Hadoop cluster planning

Edit online

In a Hadoop cluster that runs the HDFS protocol, a node can be a DFS client, a NameNode, or a DataNode, or all of them. The Hadoop cluster might contain nodes that are all part of an IBM Storage® Scale cluster or where only some of the nodes belong to the IBM Storage Scale cluster.

NameNode

You can specify a single NameNode or multiple NameNodes to protect against a single point of failure in the cluster. For more information, see High availability configuration. The NameNode must be a part of an IBM Storage Scale cluster and must have a robust configuration to reduce the chances of a single-node failure. The NameNode is defined by setting the fs.defaultFS parameter to the hostname of the NameNode in the core-site.xml file.
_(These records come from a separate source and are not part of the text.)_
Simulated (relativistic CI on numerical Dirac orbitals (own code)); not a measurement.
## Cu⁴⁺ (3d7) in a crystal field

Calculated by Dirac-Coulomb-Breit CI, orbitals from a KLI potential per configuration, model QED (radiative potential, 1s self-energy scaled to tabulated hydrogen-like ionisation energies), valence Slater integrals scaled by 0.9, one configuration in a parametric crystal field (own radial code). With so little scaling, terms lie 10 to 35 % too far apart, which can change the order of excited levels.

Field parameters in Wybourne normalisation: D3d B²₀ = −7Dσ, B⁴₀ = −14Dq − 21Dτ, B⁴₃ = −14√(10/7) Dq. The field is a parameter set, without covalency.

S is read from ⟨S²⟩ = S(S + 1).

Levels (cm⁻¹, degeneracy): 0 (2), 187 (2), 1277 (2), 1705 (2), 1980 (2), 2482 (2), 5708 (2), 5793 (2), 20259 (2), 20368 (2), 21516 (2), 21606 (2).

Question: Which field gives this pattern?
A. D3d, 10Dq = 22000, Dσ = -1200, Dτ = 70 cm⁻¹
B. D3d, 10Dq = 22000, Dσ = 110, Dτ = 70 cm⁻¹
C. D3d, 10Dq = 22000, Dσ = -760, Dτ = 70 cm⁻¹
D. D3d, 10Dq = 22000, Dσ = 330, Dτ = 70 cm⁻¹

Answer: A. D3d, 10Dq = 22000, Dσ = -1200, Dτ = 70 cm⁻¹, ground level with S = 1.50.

Note: The Secondary NameNode in native HDFS is not needed for HDFS Transparency because the HDFS Transparency NameNode is stateless and does not maintain an FSImage like state information.

DataNode

You can specify multiple DataNodes in a cluster. The DataNodes must be a part of an IBM Storage Scale cluster. The DataNodes are specified by listing their hostnames in the workers configuration file.

DFS client

The DFS client can be a part of an IBM Storage Scale cluster. When the DFS client is a part of an IBM Storage Scale cluster, it can read data from IBM Storage Scale through an RPC or use the short-circuit mode. Otherwise, the DFS client can access data from IBM Storage Scale only through an RPC. You can specify the NameNode address in DFS client configuration so that DFS client can communicate with the appropriate NameNode service.

In a production cluster, it is recommended to configure NameNode HA: one active NameNode and one standby NameNode. Active NameNode and standby NameNode must be located in two different nodes. For a small test or a POC cluster, such as 2-node or 3-node cluster, you can configure one node as NameNode and DataNode. However, in a production cluster, it is not recommended to configure the same node as both NameNode and DataNode.

The purpose of cluster planning is to define the node roles: Hadoop node, HDFS transparency node, and GPFS™ node.